Todays story comes from our good friend Stephen who runs Scottish Rock & Water based in Newtonmore. Stephen and his buddy Ben headed over to the Scottish Islands of Lewis and Harris for a canoe adventure which very few people have probably ever done.
Lewis and Harris, one of the islands that I had always wanted to visit but always seemed to be ‘too busy’ so when Ben got in touch about organising a canoe expedition it was time to get exploring. We put our heads together and decided that a trip from Tarbert ferry port to Calinais stones would be a real cracker. Ben had done the trip previously but was very unwell so hadn’t remembered/enjoyed the trip. So the ferry got booked, and the adventure begun… a proper, real committing canoe trip awaited, albeit, unknown to us at that time!
We caught the ferry from Uig to Tarbert as Ben was staying on Skye for a few weeks. On the ferry, we discussed the very windy forecast and decided to assess the conditions in the morning from the road down to Scalpay Bridge, so it was time for a few glasses of wine to catch up on some old times.

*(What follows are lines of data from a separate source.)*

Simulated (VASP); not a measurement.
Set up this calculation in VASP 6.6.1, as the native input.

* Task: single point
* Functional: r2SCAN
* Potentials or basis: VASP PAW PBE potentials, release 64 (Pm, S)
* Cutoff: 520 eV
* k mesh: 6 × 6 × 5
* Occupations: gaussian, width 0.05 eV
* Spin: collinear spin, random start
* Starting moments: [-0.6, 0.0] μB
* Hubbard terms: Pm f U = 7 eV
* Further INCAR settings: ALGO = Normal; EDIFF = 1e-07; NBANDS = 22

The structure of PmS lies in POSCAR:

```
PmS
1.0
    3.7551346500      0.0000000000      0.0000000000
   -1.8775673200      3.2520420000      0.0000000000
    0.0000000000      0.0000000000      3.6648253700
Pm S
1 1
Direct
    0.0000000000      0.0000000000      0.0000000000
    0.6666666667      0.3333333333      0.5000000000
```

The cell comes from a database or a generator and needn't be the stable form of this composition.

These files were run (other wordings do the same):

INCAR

After some breakfast and a cup of tea, a few rocks of the van from the wind, it was time to go and check out the sea state. When driving over, the sea looked reasonable, but from experience looking from the lee side it always looks reasonable! I had on my cautious hat as it was forecast for westerly’s of 25mph gusting 36-39 (a tad windy in a bath tub.) We got a better look from the road on the way down to Scalpay, it looked big with lots of breaking white horses, but it was the bridge that concerned me the most, all the water and fetch had to get squeezed through that gap. Sure enough, the waves were dangerously big and not an ideal place to swim, a very long one at that, if it went wrong it was around 40km to the mainland!
Although the sea was big, we thought we could keep close to the shore on the south side, and we were keen to have a decent trip on the sea (the other get in would only leave us with a 5km paddle to the head of Loch Siophort). A logistical issue we had was no other vehicle to shuttle, it meant joining three buses together, and we wouldn’t be on the water until 2pm. We decided we would go for the longer trip and a later start, I mean surely someone would give us a lift with the trusty thumb!?
30min with the thumb and we were onto a winner, Neil, he even took me all the way to Scalpay bridge! Very much appreciated from the local 🙂 meaning we could get on the water for 12.30.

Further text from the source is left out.